He lives alone in Batho and works on his graphic book every day “for more than eight hours, till the sun sets. The only time I get out is to go for a game of pool at the tavern a street away. I draw with music on an old system, a CD player.”

Although Motshumi hopes his book is published, neither fame nor money drive him. “If people can see what I have done, then I am happy. If one person understands what I am trying to say, that is good. That is rewarding.”

At Greatmore he sold about four pieces on exhibition, asking about R900 each.

“Artists were selling their work for five figures. They were amazed at my price. But why should I up the price? Money means nothing. I eat, I have shelter. I get to say what I want to say. That’s what motivates me.”

Motshumi’s gonzo cartoons track everyday life and are deeply political.

A Pan-Africanist who would never join any political party, he is concerned that the government is “chipping away at freedom, taking away a little bit at a time. If there is no resistance, they will take it away.”

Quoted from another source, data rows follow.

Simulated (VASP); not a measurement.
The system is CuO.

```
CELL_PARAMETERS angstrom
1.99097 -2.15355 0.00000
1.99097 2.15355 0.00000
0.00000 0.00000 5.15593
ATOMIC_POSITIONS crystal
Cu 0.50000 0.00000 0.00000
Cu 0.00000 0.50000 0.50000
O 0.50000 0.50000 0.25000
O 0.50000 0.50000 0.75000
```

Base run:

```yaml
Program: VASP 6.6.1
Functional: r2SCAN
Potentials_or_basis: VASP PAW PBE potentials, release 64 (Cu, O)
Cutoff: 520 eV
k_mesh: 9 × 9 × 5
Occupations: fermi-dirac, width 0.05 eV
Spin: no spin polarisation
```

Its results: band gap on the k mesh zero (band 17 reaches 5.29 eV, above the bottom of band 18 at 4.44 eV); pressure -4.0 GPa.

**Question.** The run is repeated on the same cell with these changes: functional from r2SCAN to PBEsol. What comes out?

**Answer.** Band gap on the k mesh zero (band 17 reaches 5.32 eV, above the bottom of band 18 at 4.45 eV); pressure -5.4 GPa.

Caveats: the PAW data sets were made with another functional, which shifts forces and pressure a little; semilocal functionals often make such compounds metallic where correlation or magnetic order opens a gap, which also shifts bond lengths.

At Greatmore, he lived in an Observatory digs with four artists from Germany, Mexico, Spain and Botswana.

“Cartoonists are like lepers, not very social,” he said, adding that he is adaptable.

He seemed surprised at the positive influence he had on other artists, said the gallery’s director Mark O’Donovan.

“Mogorosi is amazingly humble but incredibly knowledgeable, and a man of principle who will not be bought.

“The visiting artists found him so informative. And Mogorosi felt honoured to find that people recognise him that way.”

The experience has energised Motshumi and made him think beyond Batho. He is now considering applying for a residency at the Bag Factory artists’ studios in Newtown, Joburg.

But right now he has his epic life story to complete, a project which Mason said put him on the “bounce-back trail”.

Over halfway through, Motshumi hopes to have all three parts inked and ready by November 2014.

Perhaps then this loner will finally be discovered.